Credit: Reuters/John Schults/Files

PARIS | Tue Jul 29, 2008 11:34pm IST

PARIS (Reuters) - Alcatel-Lucent ousted its chairman and chief executive on Tuesday and cut its sales growth expectations yet again, which investors took as a sign the French-American group was continuing to lose market share.

The world's number one provider of fixed-line telecoms networks has seen its market value melt more than 60 percent since it started operating as a combined business in December 2006 following Alcatel's purchase of Lucent of the U.S.

Chief Executive Patricia Russo, who took the reins after the tie-up, will leave by year-end with a pay-off of up to 6 million euros ($9.45 million), while 70-year-old chairman Serge Tchuruk, architect of the merger, will leave on October 1.

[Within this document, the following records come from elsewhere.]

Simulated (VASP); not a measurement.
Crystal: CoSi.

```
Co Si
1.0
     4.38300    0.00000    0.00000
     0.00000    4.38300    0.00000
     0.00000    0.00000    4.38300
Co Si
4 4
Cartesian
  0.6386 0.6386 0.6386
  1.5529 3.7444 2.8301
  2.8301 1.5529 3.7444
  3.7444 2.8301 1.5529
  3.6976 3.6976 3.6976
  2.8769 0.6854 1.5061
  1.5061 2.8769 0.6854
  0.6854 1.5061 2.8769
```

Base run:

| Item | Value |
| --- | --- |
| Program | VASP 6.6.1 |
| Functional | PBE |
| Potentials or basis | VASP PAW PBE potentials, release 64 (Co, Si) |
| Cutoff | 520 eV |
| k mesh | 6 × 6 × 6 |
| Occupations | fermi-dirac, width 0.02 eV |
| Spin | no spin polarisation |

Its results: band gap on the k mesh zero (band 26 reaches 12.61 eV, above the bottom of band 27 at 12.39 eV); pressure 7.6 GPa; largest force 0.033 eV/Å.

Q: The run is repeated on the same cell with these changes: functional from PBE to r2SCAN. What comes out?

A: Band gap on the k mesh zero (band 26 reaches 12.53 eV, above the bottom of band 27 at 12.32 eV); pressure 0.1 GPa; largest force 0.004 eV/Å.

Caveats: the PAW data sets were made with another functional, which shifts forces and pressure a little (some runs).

"Serge and I think the company could benefit from new leadership ... I am committed to ensuring a smooth transition," Russo said in a conference call with analysts.

One person who has frequent contact with Tchuruk suggested he helped the board take the decision to replace Russo and fell on his sword in the process.

Over the past two years, the French press has reported the pair's recurring skirmishes, which Alcatel-Lucent consistently denied. Again on Tuesday, a spokeswoman denied Tchuruk orchestrated Russo's ouster.

"This was a decision that Serge and Pat made together and to speculate otherwise is totally inaccurate," she said.

The complexity of the controversial deal combined with a clash of corporate cultures and dire market conditions were partly to blame for the group's woes, analysts said.

The group took too long to select its combined technology portfolio, spooking customers amid fierce competition, while management, which lost key people after the merger, struggled to remain focused, they said.

"We have felt that weak management is mostly to blame for these shortcomings, and we hope that new management can bring the company back to greatness," said Nomura analyst Richard Windsor in London.

Alcatel-Lucent shares, which rose on Tuesday as much as 6 percent, closed up 2 percent at 3.91 euros, valuing the group at 8.9 billion euros. The stock has fallen 63 percent since January 2007.

"The problem with Alcatel-Lucent is its diversified business model, which forces it to look after a lot of products," said Vincent Rech, analyst at SG Securities.

LONG GOODBYE

Investors have been pushing hard for many months to get rid of Russo and Tchuruk. In May shareholders publicly criticized the pair and approved measures that made it easier to dump them.

Alcatel-Lucent cut its forecast for third-quarter sales, saying it now expected them to remain flat or decline against the previous three months to June, while investors were looking for growth of about 2.5 percent.

"They are massively understating the market share they have lost," Nomura's Windsor said. "We think that the company is losing share to Nortel and to the Chinese."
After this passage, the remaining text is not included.